Who can or would believe these banks' numbers?
It's like P.T. Barnum, banker.
while we're hearing there's good news in spite of the bad news... once you've destroyed any credibility (which, to my mind, is the position of these large banks at this time) people would be stupid to believe what you say based upon your reckoning.
until outside auditors look at these banks using rules that the rest of us follow - they're worthless, even if they're not.
For decades now we've had pro-business pro-rich policies that have shafted folks who work for a living.
- offshoring without limit.
- declining benefits, declining full time jobs, increase of contracting
and temps.
- credit card interest rates, no limits.
- soaring health care costs, declining coverage.
- declining financial regulation.
- increasing the difficulty of unionizing.
- stagnant wages.
- soaring tuition.
- giving up on the public schools.
All this shafts the folks who work for a living and rewards the top. Do that over and over and over and over and over and over and over (and over!) and what do you get?
A declining middle class, a feeble working class, and finally the so-called "death of the consumer".
The people at the top are trying to solve the wrong problem.
They can dump endless taxpayer capital into the banks BUT if the consumer is dead the banks can't recover.
Our leaders wouldn't know a pro-labor policy if it hit them over the head. The people who understood that it is necessary to support the middle and working classes at the level of policy are dead.
Now we have health care reform shelved AND the recent declaration that NAFTA won't be renegotiated to add labor and environmental protections. Great. Just what we need. Now: down the toilet we go!
Of course, you're right, jgrosch. And that's why no one is smiling. Problem solved. As always, the con isn't as interesting as the reasons why it needed to be pulled off in the first place.
I wouldn't pay too much attention to the price of bank stocks these days. They go up and down every time anybody says anything. That's because nobody knows what is going to happen. There is a lot of emotion. There is a report with good news and everyone wants to think it's all going to be all right. Then some bad news and more panic.
But pity the guy who has stock in a bank like Wells Fargo that did not even want federal money, was told it was its civic duty, and now faces a take over by the feds. I hold stock in that company, and if I just hold on to it, I will not have to realize my losses. But if I get diluted by the feds, I suddenly lose money that is due not to the bank's problem, but due to the market's panic (that lowered the price beyond reality).

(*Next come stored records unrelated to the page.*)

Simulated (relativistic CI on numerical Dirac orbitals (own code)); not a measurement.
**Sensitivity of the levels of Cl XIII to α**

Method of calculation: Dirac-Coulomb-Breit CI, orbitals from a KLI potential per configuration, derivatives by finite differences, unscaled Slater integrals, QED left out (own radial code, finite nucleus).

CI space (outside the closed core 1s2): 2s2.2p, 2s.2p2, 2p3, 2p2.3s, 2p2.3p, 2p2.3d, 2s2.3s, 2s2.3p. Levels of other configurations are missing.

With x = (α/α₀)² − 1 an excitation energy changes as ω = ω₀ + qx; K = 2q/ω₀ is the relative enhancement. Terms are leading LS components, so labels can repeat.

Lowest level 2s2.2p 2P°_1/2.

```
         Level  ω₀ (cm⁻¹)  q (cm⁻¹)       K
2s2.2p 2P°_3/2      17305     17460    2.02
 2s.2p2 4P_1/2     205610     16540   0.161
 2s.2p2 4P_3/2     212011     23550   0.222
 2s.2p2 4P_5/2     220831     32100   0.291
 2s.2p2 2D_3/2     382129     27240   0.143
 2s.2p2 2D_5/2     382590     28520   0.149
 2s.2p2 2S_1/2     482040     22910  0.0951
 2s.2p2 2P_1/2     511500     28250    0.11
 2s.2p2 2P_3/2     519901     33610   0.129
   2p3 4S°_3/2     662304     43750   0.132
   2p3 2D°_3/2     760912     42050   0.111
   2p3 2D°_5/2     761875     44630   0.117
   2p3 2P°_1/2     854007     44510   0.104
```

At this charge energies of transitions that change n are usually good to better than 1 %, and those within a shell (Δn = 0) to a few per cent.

And when good times return, will my stock bounce back? Well it will still be diluted, but in addition, the feds can sell anytime they want to build the next bridge to nowhere. So the oversupply of stock for sale artificially increases my dilution. The feds won't pay capital gains, so there is no incentive to hold. Also, Wells pays taxes, and then the dividend (which the feds will indirectly control) goes to the feds after tax. The usual incentive to reinvest in the business is much less with the feds in control, so I lose the potential for capital appreciation. I am screwed, and I made a good investment. In fact, before all this nationalization business, I increased my stake. It was a bargain based on rational risk analysis. Who knew?
The more information that comes out, the more glaringly obvious is becomes that all the economic "fixes" the government has taken in regards to the Banks up to now has not been about addressing the economy, but rather saving the banks in their present form at taxpayer expense.
While the Banksters have highjacked our government they could care less how the economy goes, as long as they can use their insiders to save themselves.
If it were true that a lack of lending were really the heart of the issue, the government could have stepped in more aggressively to put insolvent banks into receivership, then with the backing of the US Government loaned to its hearts content until they cleaned things up and re-sold the bank (or more likely its component pieces) back to the private sector. Instead we embraked on a sham of giving money to the banks to increase lending (the PR), but the real point was that they keep the money to shore up their books so that if being able to hold the metaphorical depression gun to the head of the US economy loses its potency, they will have stolen enough taxpayer money to be out of the red.
Notice, lending has decreased substantionally from the major banks that received funds. Also notice that they changed the mark to market rules to further allow the banks to cook the books in order to continue to hide their insolvency. They are de-regulating the market even further just to maintain the illusion, because again, the point isnt the health of the economy, but saving a few major banks.
This was never about lending. It was about funnelling mindboggling amounts of taxpayer money into bank coffers because they continue to be able to get away with it. If the banks realized this would be the epic windfall of insolvency, they would have driven themselves into the ground much sooner.
I wonder if we will ever get Canidate Obama back. It felt good to believe in his middleclass populist rhetoric and that we could succeede in electing someone with that platform. President Obama continues to sell out the middleclass at every turn. Trickle Down 2.0 is in full effect, and shows no signs of slowing up.